I read about finitely generated abelian groups and would be grateful for a clarification.
My lecturer noted these statments:
Each abelian group $G$ such that $a_1,a_2,\cdots,a_n\in A$ are been chosen, exists a unique homomorphism $\phi:\mathbb{Z}^n\to A$ such that $\phi(e_i)=a_i$.
Each finitely generated abelian groups isomerphic to quotient of $\mathbb{Z}^n$ for some $n\in \mathbb{N}$.
The proof of the above statment based on the the first isomorphism theorem.
I try to build my own example:
Let $G=\langle g\rangle$ be a cyclic (and abelian) group, such that $|G|=4$.
The generators of $G$ are $\{g,g^3\}$.
Denote 2 homomorphism ($n=1$):
$\phi_1:\mathbb{Z}^1 \to G$ such that $\phi_1(1)=g$.

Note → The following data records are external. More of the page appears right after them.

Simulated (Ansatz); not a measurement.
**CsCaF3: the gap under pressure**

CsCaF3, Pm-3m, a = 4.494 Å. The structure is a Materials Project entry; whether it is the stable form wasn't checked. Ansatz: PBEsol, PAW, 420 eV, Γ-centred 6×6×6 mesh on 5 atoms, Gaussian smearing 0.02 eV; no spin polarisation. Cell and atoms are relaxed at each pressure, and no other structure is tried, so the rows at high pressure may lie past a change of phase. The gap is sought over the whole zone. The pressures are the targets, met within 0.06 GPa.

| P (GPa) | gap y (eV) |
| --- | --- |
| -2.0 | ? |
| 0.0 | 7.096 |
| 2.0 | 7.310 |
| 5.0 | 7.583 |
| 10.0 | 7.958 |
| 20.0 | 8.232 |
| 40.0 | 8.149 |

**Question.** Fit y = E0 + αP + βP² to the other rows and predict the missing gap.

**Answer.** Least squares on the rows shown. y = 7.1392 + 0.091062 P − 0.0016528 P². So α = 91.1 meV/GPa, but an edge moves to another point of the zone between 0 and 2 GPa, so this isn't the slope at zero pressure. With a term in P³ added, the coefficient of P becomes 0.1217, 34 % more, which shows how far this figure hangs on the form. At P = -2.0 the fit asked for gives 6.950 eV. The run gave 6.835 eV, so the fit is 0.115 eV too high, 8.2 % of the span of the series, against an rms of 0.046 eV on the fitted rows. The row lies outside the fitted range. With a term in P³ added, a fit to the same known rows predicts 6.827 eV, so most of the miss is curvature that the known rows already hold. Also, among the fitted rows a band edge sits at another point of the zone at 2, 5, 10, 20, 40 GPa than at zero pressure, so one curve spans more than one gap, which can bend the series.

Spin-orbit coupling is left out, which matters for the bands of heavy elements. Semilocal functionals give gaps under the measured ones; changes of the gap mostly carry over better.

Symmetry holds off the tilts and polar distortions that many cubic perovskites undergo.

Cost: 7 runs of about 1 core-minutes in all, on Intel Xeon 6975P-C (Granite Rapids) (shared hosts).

$\phi_2:\mathbb{Z}^1 \to G$ such that $\phi_2(1)=g^3$
There is no a contradiction of the uniqueness part of statement 1 since I choose other generator of $G$?
Using statement 2, $\mathbb{Z}^1/4\mathbb{Z}^1\cong G$ since $\ker\phi=4\mathbb{Z}^1$?
Is my example correct?
Thanks!